This is a web scraper for TeachersPayTeachers.com, built using Selenium. The script allows users to input a search keyword, and then it scrapes the first 300 results from the site. The script captures essential information about each resource, including:
- Name of Resource
- Overall Rating
- Number of Ratings
- Description from Seller
- Keywords
- Grade Levels
- Price
The collected data is then saved to a CSV file.
This web scraper was created as part of a paid project for educuational research under Lydia Beahm, a professor in the Department of Education and Human Development at Clemson University.
- User Input: The script prompts the user to enter a search keyword.
- Pagination: The script handles pagination to collect up to the first 300 results (12 pages with 25 results per page).
- Data Capturing: Captures detailed information such as ratings, description, price, and more for each resource.
- CSV Export: Stores all extracted information in a well-structured CSV file for easy access and analysis.
Before running the script, ensure you have the following installed:
- Python 3.x: You can download it from Python's official website.
- Selenium: Install it via pip:
pip install selenium
- Chrome WebDriver: Download the appropriate version of Chrome WebDriver for your system from here, and ensure it is accessible in your system's PATH.
- CSV: Used for reading and writing to CSV files (part of Python's standard library).
- Selenium WebDriver: Used to control the web browser.
-
Clone the repository:
git clone https://github.com/adamruns/teachers4teachers-scraper.git cd teachers4teachers-scraper -
Install dependencies (if not done already):
pip install selenium
-
Download Chrome WebDriver and ensure it's in your system's PATH.
-
Run the script:
python extract_info.py
-
Input the Search Keyword when prompted:
- Example:
classroom management - The scraper will then fetch the first 300 results related to this keyword.
- Example:
-
Wait for the script to complete: It will scrape all the relevant data and save it in a CSV file (
product_info_with_grades_ratings_price.csv).

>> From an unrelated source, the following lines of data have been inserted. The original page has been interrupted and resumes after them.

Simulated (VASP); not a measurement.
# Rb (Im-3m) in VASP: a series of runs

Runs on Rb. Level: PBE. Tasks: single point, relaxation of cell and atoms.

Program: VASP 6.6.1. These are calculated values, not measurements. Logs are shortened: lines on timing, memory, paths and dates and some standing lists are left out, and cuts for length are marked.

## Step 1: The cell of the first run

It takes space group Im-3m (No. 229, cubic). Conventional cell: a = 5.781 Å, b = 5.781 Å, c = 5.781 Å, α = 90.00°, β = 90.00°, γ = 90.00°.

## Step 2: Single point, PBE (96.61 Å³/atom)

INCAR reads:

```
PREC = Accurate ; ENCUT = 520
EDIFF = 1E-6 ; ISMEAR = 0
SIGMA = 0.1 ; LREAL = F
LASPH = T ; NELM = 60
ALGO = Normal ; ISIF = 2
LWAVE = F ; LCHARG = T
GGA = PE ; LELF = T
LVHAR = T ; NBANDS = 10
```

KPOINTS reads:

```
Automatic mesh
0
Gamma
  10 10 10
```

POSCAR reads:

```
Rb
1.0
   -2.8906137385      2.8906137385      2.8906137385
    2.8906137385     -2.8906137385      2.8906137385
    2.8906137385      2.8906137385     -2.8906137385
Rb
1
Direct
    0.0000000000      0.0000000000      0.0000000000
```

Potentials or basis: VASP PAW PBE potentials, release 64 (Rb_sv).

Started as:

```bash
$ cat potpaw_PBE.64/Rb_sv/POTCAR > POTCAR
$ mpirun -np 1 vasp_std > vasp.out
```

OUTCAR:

The script captures the following information for each resource:
- Name of Resource: The title of the educational resource.
- Overall Rating: The average rating out of 5.
- Number of Ratings: The total number of ratings the resource has received.
- Description from Seller: The detailed description provided by the seller.
- Keywords: Any tags or keywords associated with the resource.
- Grade Levels: The grade levels (e.g., PreK, 1st Grade) for which the resource is suitable.
- Price: The listed price of the resource.
The script generates a CSV file named product_info_with_grades_ratings_price.csv with the following columns:
| Title | Short Description | Long Description | Grades Used | Overall Rating | Number of Ratings | Price | URL | Keyword |
|---|---|---|---|---|---|---|---|---|
| ... | ... | ... | ... | ... | ... | ... | ... | ... |
You can modify the script to:
- Change the number of pages scraped by adjusting the
total_pagesvariable. - Adjust search parameters such as filtering by grade level, subject, or resource type.
- Stale Element Reference: If you encounter a "Stale Element Reference" error, it means the page updated dynamically while the script was trying to access a specific element. The script handles some retries to mitigate this, but you can further increase the waiting time between page loads.
- WebDriver Issues: Ensure that your version of Chrome WebDriver matches your installed version of Chrome. You can check this by going to
chrome://settings/helpin your Chrome browser and downloading the appropriate WebDriver from here.
This project is licensed under the MIT License - see the LICENSE file for details.